The Augustus of Prima Porta was carved to commemorate Augustus's diplomatic victory over the Parthians in 20 BC, which meant the return of the military standards which had been captured from the Roman general Crassus in 53 BC. The artist of the statue is unknown, but it is generally agreed upon that the statue is a marble copy, carved in 15 AD, from a bronze original made soon after Augustus's victory. A more meticulous view of the statue though, reveals a whole host of differing opinions and interpretations concerning the symbolism, and the subsequent propaganda, it was intended to convey.
Symbolism, symbolism, symbolism
The two main components of the Augustus portrait I would like to focus on in this hub are the statuary support of Cupid atop a dolphin and the meaning of the cuirass images (specifically the two main, centrally placed figures). An interesting realization I have made in my research, as well as somewhat frustrating, is that one can read eight different books and practically find eight different interpretations concerning these two components. Ultimately, the certainty behind these enigmas is, unfortunately, lost to time. Nevertheless, the debates continue, and my own opinion concerning the matter has yet to be substantially cemented in any one direction.
The Statuary Support
Of the aforementioned possibilities, this is probably the least debated. There are however, varying opinions concerning the identity of the "Cupid," and the significance of the dolphin.
In Roman mythology, Cupid was the son of Venus. This then implies the claim of divine ancestry held by Augustus, through the Julian family to Aeneas, founder of Italy, and Venus. The dolphin too, indicates divine lineage, as it was the standard statuary support for Hellenistic Aphrodite statues. Beyond the implications of divinity though, the support may also be a reference to Augustus's naval victory at Actium in 31 BC. It has been pointed out though, that the facial features of the Cupid do not coincide with a stylized representation of him, but rather, through a misshapen cranium and specific facial features, imply an individual person. If one assumes the date of the Augustus statue to be early, that is, soon after the retrieval of the standards in 20 BC, then a possible guess as to the identity of the Cupid would be Gauis Caesar, son of Augustus's daughter Julia and her husband Agrippa. A passage from Suetonius lends credence to this theory:
"...who bore him nine children. Two of these were taken off when they were still in infancy, and one just as he was reaching the age of boyhood, a charming child, whose statue, in the guise of Cupid, Livia dedicated in the temple of the Capitoline Venus, while Augustus had another placed in his bedchamber and used to kiss it fondly whenever he entered the room."

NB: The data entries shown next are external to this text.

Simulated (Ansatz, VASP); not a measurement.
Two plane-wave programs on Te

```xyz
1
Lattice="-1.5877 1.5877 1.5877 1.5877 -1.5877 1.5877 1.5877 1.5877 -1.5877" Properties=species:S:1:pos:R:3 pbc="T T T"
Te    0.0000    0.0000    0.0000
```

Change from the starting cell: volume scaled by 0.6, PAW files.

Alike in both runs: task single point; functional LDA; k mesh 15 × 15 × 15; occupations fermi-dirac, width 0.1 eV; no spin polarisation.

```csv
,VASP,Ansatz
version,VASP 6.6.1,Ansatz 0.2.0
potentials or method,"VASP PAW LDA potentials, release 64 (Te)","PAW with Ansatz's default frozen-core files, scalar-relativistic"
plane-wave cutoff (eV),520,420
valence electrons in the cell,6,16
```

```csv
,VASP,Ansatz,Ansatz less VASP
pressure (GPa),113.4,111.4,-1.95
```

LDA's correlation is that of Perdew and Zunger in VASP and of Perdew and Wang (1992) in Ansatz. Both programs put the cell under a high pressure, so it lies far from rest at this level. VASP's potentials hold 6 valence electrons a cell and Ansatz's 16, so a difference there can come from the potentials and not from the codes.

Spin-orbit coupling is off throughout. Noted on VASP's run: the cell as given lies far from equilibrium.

But, as the passage indicates, the grandchild who Livia and Augustus so cherished as to have immortalized through statuary, was deceased. It was common in the Roman world at this time for Cupids to represent the souls of infants who had died. So a representation of a living grandchild as a Cupid support on the statue would have been highly unlikely. The likeliest theory as to his identity would be another Gaius, Gaius Caesar's older brother, who died in 12 AD. This helps lend support for a later date for the Augustus, since no living relative of Augustus would be represented in such a manner. It would have been bad luck.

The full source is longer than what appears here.